US forces and the South Korean military have their troops in the Korean peninsula on high alert amid the threat of a missile test tomorrow.
Experts fear the secretive state will launch the Masudan or BM-35 rocket, both of which could hit targets in the US Pacific territory of Guam that is 1,800 miles away, Yonhap news agency reported.
The tropical island of Guam, in the western Pacific, has many American strategic assets to counter any attack from the North.
The North has continued carrying out missile and nuclear tests despite sanctions by the US and other countries.
An official from Seoul's Joint Chiefs of Staff said they are 'closely watching every move by the North Korean military at its Punggye-ri nuclear test site and other possible missile-launching sites'.
'The military is fully prepared to respond to any provocative acts by the North,' the official added.
A military spokesman added: 'All military and security matters, including the deployment of an advanced missile defense system known as Thaad, will be pushed forward as planned regardless of the scandal.'
South Korean foreign minister Yun Byung-se warned last month that the North is close to the 'final stage of nuclear weaponisation' and ally states would mobilise 'all tools in the toolkit' to protect themselves.
In his first military inspection for two months, Kim visited the North Korean special operation battalion on Friday.
He ordered them to 'eliminate the human filth occupying the [South Korean] presidential Blue House, military and the puppet government, all who have committed crimes that cannot be forgiven for all of eternity.'
In September, North Korea conducted its most powerful nuclear test to date, marking the 68th anniversary of its founding.

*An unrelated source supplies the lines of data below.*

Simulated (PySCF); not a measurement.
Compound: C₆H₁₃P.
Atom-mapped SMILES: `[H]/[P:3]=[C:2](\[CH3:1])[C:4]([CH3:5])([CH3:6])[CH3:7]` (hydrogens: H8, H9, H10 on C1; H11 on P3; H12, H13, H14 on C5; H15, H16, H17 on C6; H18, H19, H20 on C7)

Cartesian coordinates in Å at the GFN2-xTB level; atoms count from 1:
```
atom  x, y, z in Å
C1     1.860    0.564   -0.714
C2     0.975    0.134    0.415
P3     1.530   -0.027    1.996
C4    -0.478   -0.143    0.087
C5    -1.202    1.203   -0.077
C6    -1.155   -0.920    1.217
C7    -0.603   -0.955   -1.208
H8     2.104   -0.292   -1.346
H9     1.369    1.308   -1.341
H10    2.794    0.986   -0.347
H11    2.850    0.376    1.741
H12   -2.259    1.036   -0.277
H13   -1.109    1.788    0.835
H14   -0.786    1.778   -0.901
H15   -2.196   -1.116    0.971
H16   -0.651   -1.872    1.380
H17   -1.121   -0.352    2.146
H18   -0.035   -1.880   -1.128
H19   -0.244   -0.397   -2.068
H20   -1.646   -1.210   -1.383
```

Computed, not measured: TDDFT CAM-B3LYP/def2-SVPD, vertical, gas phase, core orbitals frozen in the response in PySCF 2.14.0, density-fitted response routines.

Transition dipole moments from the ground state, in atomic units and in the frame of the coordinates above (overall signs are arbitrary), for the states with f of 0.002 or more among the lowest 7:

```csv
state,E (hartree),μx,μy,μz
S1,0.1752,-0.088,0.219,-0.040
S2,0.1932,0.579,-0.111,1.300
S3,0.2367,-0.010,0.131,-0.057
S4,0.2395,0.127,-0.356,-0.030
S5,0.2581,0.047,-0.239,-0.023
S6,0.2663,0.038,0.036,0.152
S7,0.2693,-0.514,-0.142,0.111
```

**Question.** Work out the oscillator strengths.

The North said that test had been of a 'nuclear warhead that has been standardized to be able to be mounted on strategic ballistic rockets'.
South Korea's military said it was about 10 kilotonnes, enough to make it the North's 'strongest nuclear test ever'.
Other experts say initial indications suggest 20 kilotonnes or more.
Hiroshima's 15 kilotonne blast obliterated five square miles of the city and killed around 100,000 people.